About one quarter of the nation’s 14.9 million unemployed workers have missed a mortgage, rent, or credit card payment according to a comprehensive national survey of 1,200 Americans nationwide who have been unemployed and looking for a job in the past 12 months, including 894 who are still jobless.
The survey by the John J. Heldrich C.enter for Workforce Development, a research and policy center at Rutgers University, portrays a shaken, traumatized people coping with serious financial and psychological effects from an economic downturn of epic proportions.
Three in four unemployed workers say the economic situation has had a major impact on them and their family. Two-thirds say they are depressed and over half have borrowed money from friends or relatives.

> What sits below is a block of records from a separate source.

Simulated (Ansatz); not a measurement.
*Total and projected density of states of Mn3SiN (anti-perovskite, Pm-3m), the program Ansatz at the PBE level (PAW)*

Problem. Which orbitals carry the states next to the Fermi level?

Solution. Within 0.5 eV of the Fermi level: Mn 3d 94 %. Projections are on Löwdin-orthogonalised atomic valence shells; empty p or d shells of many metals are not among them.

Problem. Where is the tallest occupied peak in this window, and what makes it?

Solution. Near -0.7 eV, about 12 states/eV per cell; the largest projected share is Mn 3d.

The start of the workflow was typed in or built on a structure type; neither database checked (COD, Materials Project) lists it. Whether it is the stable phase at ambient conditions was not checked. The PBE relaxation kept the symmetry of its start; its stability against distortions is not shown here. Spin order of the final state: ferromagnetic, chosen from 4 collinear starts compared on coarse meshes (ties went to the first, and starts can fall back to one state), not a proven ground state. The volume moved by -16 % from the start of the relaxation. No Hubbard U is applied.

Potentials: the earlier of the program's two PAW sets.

Most unemployed were unprepared for unemployment. Sixty percent of the recently unemployed lost their jobs suddenly, without advance warning. Eight in ten got two week’s notice or less. Just 15 percent of the jobless received any severance, and virtually none were offered retraining. Only 40 percent of the currently unemployed received unemployment insurance to help them weather the economic crisis and 83 percent of those who did receive aid are concerned that their benefits will run out before they find a job. Only half of the jobless have health benefits.
Job loss is hitting more affluent workers and educated professionals hard, most of whom are homeowners. More than one in four of those who were unemployed for the first time earned $75,000 or more in their previous job; one in four first-time unemployed workers have at least a four-year college degree.
“The proportion of people who have been forced to move is in double-digits and a non-insignificant number have been forced to declare bankruptcy. The jobless have had to face the fact that their old jobs, incomes, and work identity are gone. They are our neighbors, our former colleagues, and they are living in a world of hurt,” said Cliff Zukin, co-director of the study and a senior fellow at the Heldrich Center.